What do you think it means to have a life that works?

Lifestyle Design

It’s the difference between “What do you do?” and “How do you fill your days?”

Everyday life should fill you with life

There is a dominant pattern of living in western society that dictates how many of us view and value ourselves. When we meet people we ask 'what do you do?' when we really mean 'tell me about yourself', or 'who are you?'. Our job becomes a proxy for our identity, despite many of us having varied skills and passions (and jobs that we hate to varying degrees).

I subscribe to the belief that we should each be pursuing a life that fills us with life, and doing it in a way that doesn't prevent anyone else from doing the same. Some of us make money to then spend it having fun, while others take different approaches. The point is that there are many ways to design a lifestyle to suit you, and I support people on that journey. So now when meeting new people I ask 'how do you fill your days?'.


Design your own lifestyle

There are a few simple questions that we can ask ourselves to start thinking about this is a manageable way.

1: What do you think it means to have a life that works?

Several months before resigning from my role leading the Student Volunteer Army Foundation I was confronted by this very simple question and my utter inability to answer it. Take time to think very clearly about how you actually want to fill your days, and write a list of activities with time frames around them. e.g. Ride my bike at least twice a week; visit family overseas 2 weeks per year; solve challenging problems...

2: How much money do you actually need?

The operative word here is actually. When we sit down and write out the list of things we NEED money for it can feel like an overwhelming task. I thought about it for 7 months and then wrote it out in 49 minutes. What was even more surprising was how small the number was. When we consider how we'd like to fill our days and the realistic costs associated with that we can get a pretty clear frame of how much money we'd need to be earning, and the sorts of things we'd like to do earning it!

3: What am I currently doing that is preventing me from doing this?
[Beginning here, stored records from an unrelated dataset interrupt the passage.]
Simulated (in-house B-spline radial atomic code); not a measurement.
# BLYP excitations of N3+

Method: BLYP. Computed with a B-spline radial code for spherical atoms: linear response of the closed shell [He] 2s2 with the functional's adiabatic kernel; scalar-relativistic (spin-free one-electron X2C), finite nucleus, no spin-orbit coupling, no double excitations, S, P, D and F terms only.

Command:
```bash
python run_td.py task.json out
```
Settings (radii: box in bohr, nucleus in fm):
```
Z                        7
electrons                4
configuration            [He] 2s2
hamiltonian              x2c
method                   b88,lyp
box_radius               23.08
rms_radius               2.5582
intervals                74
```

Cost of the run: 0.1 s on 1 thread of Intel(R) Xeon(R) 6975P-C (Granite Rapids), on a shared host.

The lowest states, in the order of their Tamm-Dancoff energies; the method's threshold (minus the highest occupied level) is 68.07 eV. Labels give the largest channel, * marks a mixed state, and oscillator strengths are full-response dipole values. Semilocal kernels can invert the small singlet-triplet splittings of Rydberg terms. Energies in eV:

Every time you say yes to something you are saying no to something else. If our life isn't exactly what we want it to be, then we are spending our time doing things that we perceive to be of low value. Identify them, and figure out how you can dial them down in your life without having undue negative impacts on other people's lives. Activities. Relationships. Work. Clubs. Drinking. Procrastinating. Whatever.

4: Talk about it

We grow in the direction of the questions we ask and the things we talk about. Opportunity favours the prepared mind. A ten-year study into the nature of luck found that 'lucky' people actively create and notice chance opportunities, listen to their intuition, create self-fulfilling prophesies by assuming the best will happen (and being ok when it doesn't), and adopting a resilient attitude that transforms bad luck into good. If you know where you're trying to get to, get luck on your side.

5: Review Step 1 regularly

Expect your expectations to change. The expression 'life is what happens when you're busy making other plans' couldn't be more true. We spend decades forming habits, skills, mindsets, and relationships, so it's only logical to expect that any changes to our own lives will take time. They will also create other changes in new and unexpected ways. Enjoy the process, otherwise you'll just be spending time doing things that make you unhappy. Again.

Happy to jog alongside you if that would be helpful.


A Case Study: Me

I've been undertaking this cycle since early 2014 and have been through many iterations. This website was initially built to help me make sense of my own thinking (and to help my Mom understand 'what I do', or rather 'how I fill my days').

The basic framing I've landed into is that I don't like to always separate out the things I do to make money from the things I do for fun - they are interchangeable. Rather than having a set 'job' I have a number of contracts, roles, and projects bumbling along at any given time, and I'll do things in both paid and unpaid capacities depending on how I'm feeling, the need for the project, and the balance of things I'm doing for that time frame. 

For example, I have spent a long time playing music for money but find that after about a year of regular gigging (1-6 gigs a month)I get sick of the lifestyle and switch to just doing it for fun for 12-18 months. Understanding this rhythm (ha!) has enabled me to plan ahead and think about allocating some time to writing and recording my own music - something I had thus far failed to prioritise. 

In terms of paid work 'types', I do a lot of different stuff that falls into a few broad categories:


Workshop and small group facilitation
Organisational reviews/planning/design
Impact Model Design


Movement building
Collective impact approaches
Communities of Practice
Lifestyle design meets organisational design


The Nationwide Health and Disability Advocacy Service
The Britten Institute


Inspirational/Motivational Speaking
Independent Marriage Celebrant  
Theatre and performance
Hosting and MCing events and conferences


Leadership in Communities (LinC)
Elevate Programme 
Mental Health Foundation workshops
Interpersonal Conflict Communication



For hire
For me

Describing any or all of this as a coherent job isn't really a thing. So when people ask 'what to do you?' I respond 'a bunch of stuff, I work in the social enterprise community and am a musician sometimes. How about you, how do you fill your days?'.